What are the consequences for the VM's memory? We need the node's state - the collection of fields, together with the associated actions triggered by signals and protected by guards. There is already a need to maintain a list of nodes due to list views. In order to check for uniqueness, a list of fields is required. The memory overhead should not be too big, having in mind the typical requirements of a node, the fact that any single object is stored only once, that is the different structures hold references not copies to objects, the easily implementable incremental loading of objects - 'keep/load only what you need'.

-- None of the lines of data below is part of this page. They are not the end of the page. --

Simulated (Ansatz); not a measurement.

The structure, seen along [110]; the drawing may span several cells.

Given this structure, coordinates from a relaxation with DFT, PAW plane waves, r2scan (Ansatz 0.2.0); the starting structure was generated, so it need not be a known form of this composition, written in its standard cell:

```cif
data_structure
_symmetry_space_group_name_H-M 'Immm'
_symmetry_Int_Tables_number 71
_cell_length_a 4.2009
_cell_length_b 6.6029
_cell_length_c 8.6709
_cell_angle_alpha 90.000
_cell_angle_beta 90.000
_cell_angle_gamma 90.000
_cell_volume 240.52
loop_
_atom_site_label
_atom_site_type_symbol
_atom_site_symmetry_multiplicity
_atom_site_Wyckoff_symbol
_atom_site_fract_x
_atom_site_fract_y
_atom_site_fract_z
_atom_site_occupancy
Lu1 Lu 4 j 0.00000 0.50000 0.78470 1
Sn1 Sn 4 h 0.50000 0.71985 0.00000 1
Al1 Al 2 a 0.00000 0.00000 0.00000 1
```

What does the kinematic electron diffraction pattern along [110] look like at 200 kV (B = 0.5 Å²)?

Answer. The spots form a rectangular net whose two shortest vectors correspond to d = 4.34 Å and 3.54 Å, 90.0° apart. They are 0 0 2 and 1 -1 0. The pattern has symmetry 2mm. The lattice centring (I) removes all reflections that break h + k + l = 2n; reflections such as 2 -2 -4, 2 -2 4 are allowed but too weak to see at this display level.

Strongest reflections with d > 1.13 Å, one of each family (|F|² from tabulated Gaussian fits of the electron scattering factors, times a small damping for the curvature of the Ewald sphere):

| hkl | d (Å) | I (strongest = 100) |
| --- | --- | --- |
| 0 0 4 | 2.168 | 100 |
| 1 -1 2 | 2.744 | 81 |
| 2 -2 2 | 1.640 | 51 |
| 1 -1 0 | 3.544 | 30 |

In the diagramme you can see two other 'global' hashes - actions and guards. Why not keep the flexibility to assign an action to any field and a guard to any action, if it does not penalising the performance. These hashes (associative arrays) are optional, and can be enabled on a 'as required' basis. I hope the diagramme is self explanatory, albeit messy.

going chatty

Let's look at the language. It has three facets. The first one are the signals received, view, update, insert, ... The second are the 'meta' operations - add, add new, remove, rename a field. The third important component are the fields. There is a possible fourth language component, which I would consider syntactic sugar - node templates. They are nearly equivalent to node types, the only difference is that there won't be any 'type' operations. A template is a predefined signature (what are the types of fields, and how are they labelled) for a collection of fields. Is it critical? It depends. What is a (node) type? It is a signature and a label for everything with that signature. The proposed templates should cover the first point. And the label? Why not use labelling by taxonomy for the cases where we care, for the type of a node?